Nuri is 14 when his father disappears under mysterious circumstances. Abdu, an ex-minister in an unnamed country’s government and a confidant to the fallen King, is kidnapped from his mistress’ flat, never to be seen again. Nuri is left with no family except young step-mother Mona, whom Nuri has a crush on, and more questions than answers. Anatomy of a Disappearance by Hisham Matar is a beautiful and quietly brutal coming-of-age story, dealing with loss and father-son relationships.
The story is told by Nuri himself, looking back and reflecting on these monumental events as an adult from his exile in Egypt. A cloak of secrecy surrounds Nuri’s childhood. He doesn’t really know what his father’s job is, his beloved mother has a mystery illness which eventually causes her death. Overdose? Suicide? Nuri never finds out. Indeed there are more monumental secrets to come Nuri’s way, some revealed with time, most never to be found out.

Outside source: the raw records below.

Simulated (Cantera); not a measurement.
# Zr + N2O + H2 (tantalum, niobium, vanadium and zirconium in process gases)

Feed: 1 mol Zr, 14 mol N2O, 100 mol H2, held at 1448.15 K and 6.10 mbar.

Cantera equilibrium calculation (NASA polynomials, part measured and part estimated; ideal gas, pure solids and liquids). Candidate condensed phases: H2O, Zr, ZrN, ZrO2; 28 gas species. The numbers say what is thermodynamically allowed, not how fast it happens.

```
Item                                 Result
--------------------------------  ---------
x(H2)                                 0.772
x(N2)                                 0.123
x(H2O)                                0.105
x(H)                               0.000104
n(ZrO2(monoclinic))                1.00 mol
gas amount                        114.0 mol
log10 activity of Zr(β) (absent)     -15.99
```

When the grieving father finally muster up the energy to take Nuri on a beach holiday to the coast of Alexandria, they encounter Mona, a stunning British-Egyptian 26-year-old. ‘I did see Mona first’, our protagonist reminds us, as if he somehow has the right to her. 12-year-old Nuri falls instantly in love in a school-boy, first-love fashion and so does his father who seems unperturbed by the 15 year age difference. A complicated love triangle ensues and one in which the adolescent Nuri is sure to be the loser. Before he knows it, Mona and Abdu travel to London to get married, leaving him behind in Cairo. Soon thereafter, Nuri is packed off to boarding school in England, only to be paid an occasional visit by his father.
Disappearing fathers and mothers with mysterious illnesses are recurring themes in Matar’s fiction. Partly autobiographical, Matar’s own father, a Libyan dissident critical of Gaddafi’s regime, was abducted in Cairo never to bee seen again. To this day, Matar still doesn’t know if he’s still alive.
There is something calm yet mysterious about this novel which makes it a hard to put away. At the end, there are more loose ends than answers, just a vacuum of information in which Nuri is supposed to continue with his lives. A vacuum that most of us would find unbearable to live in but which is the reality of people like Matar. A quiet but compulsively readable novel.
Anatomy of a Disappearance by Hisham Matar is published by Penguin, 256 pages.